We talked about the “ciao” earlier. If you were surprised about it not always being appropriate to use “ciao” as a greeting, then you may also be unaware that like French, Spanish and German – and a lot of other languages – Italian has two forms of address: The “tu” is a familiar form is used with relatives, and people you know well such as friends, lovers, husbands, animals, bids and children – yours and anyone else´s.

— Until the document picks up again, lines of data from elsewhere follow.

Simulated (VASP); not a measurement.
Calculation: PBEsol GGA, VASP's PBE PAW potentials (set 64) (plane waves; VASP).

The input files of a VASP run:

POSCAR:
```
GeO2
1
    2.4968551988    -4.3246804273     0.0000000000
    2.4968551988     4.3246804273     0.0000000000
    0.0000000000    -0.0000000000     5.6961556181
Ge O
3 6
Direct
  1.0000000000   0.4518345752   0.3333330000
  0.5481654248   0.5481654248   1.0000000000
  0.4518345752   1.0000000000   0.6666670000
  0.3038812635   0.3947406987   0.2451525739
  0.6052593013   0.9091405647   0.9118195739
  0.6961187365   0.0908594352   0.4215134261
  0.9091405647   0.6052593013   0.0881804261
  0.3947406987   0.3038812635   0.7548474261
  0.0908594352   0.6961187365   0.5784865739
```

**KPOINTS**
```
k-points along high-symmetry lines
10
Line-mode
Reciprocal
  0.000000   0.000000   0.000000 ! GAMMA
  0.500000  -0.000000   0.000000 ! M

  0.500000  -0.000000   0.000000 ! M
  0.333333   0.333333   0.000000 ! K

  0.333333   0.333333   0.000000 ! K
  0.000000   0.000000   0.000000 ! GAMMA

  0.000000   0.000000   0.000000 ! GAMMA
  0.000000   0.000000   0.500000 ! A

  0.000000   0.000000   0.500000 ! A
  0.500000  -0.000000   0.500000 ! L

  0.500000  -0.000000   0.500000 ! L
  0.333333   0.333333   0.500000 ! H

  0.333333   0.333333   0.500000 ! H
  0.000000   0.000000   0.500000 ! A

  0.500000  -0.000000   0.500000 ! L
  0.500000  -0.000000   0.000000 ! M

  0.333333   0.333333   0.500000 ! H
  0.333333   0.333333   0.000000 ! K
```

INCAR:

The “Lei”, generally capitalized when written (to distinguish it from the pronoun “lei”, she) , is supposed to be used with everyone else: slight acquaintances, office underlings (or superiors), policemen and tax collectors and professionals such as doctors, lawyers and bankers. My friend Emma’s mother and father met me countless times when I first arrived in Italy. Her mother always called me “Signorina” and gave me the Lei until she died 30 years later. Her father also used the Lei, but after a while, he at least called me by my first name.
The French have an actual verb, tutoyer, that is used when people in France decide to use the informal form of address. The Italians instead use the expression dare del tu, to give the tu or, conversely, to give the Lei, dare del Lei. Often, when a man and a woman first meet, especially if they are people over 40, they will first address one another with the Lei. At some point one of the two will suggest, why don’t we use the “tu”, or will ask permission. “May I give you the tu?”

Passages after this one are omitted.